No-Match  Safe Harbor Rule

No-Match Safe Harbor Rule

No-Match Safe Harbor Rule. I’m Greg Martin with today’s Line On Agriculture.


The immigration issue is still a hot bed of contention with ag producers across the U.S. Dan Fazio with Washington State Farm Bureau says the DHS No-Match Rule is still up in the air.

FAZIO: The No-Match Safe Harbor was something that the Department of Homeland securities was and still is I assume, still very interested in. That’s the letters that come to employers, or used to come to employers from the Social Security Administration telling them which names and social security numbers didn’t match from the previous years taxes. The Bush administration enacted a regulation to deal with that and they were promptly sued and it’s been held up in court ever since.

It’s well known that the regulation had some problems that really forced producers to get put on the line.

FAZIO: The agency said that they fixed the problems and now it’s time to go to the judge and see if that’s happened but a new administration has come in and the new administration is seeking time to “re-evaluate the policy,” and they have been seeking time to re-evaluate the policy since February.

It seems the Obama administration has needed a bit more time to digest the issue.

FAZIO: I guess they’re making progress because in February their briefing was due and they asked for a 2 month extension and received it, from February to April. In April they asked for another 2 month extension until June and in June they only asked for a one month extension so that may be progress in the world of the government.

Fazio says that it is important to know where the border really is.

FAZIO: The only way you could fix the system is with a national ID card and I don’t think anyone has the stomach to go there so you know we need to decide where the border is. Is the border between Mexico and California or are the border police the farmers who are trying to hire people? You just can’t have employers being the border enforcement anymore.

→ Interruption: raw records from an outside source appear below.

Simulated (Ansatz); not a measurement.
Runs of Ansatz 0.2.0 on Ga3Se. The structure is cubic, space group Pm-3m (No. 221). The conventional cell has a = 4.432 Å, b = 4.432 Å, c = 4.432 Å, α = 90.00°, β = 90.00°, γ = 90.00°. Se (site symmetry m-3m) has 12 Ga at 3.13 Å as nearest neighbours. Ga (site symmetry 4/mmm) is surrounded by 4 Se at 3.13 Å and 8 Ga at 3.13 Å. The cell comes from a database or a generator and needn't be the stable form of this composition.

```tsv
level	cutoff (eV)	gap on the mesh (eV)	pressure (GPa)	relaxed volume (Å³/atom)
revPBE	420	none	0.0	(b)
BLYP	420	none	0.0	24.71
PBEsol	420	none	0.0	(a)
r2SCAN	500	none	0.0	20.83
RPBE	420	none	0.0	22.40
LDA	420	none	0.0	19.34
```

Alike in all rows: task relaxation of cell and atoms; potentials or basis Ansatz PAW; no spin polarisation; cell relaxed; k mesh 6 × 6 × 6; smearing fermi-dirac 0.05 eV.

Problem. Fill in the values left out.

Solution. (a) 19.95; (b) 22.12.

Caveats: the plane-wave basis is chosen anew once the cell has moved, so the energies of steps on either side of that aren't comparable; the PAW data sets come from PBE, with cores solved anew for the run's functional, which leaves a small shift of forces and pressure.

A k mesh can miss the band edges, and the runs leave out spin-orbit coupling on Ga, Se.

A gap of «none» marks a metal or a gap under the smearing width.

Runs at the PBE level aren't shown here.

Fazio believes that the Administration will drop its case and withdraw the rule, thus causing more uncertainty about the whole "no-match" program. Meanwhile, SSA has suspended its practice of sending "no-match" letters to employers, but still sends them out to individual workers to alert the worker that she/he is not getting "credit" for social security purposes.

That’s today’s Line On Agriculture. I’m Greg Martin on the Northwest Ag Information Network.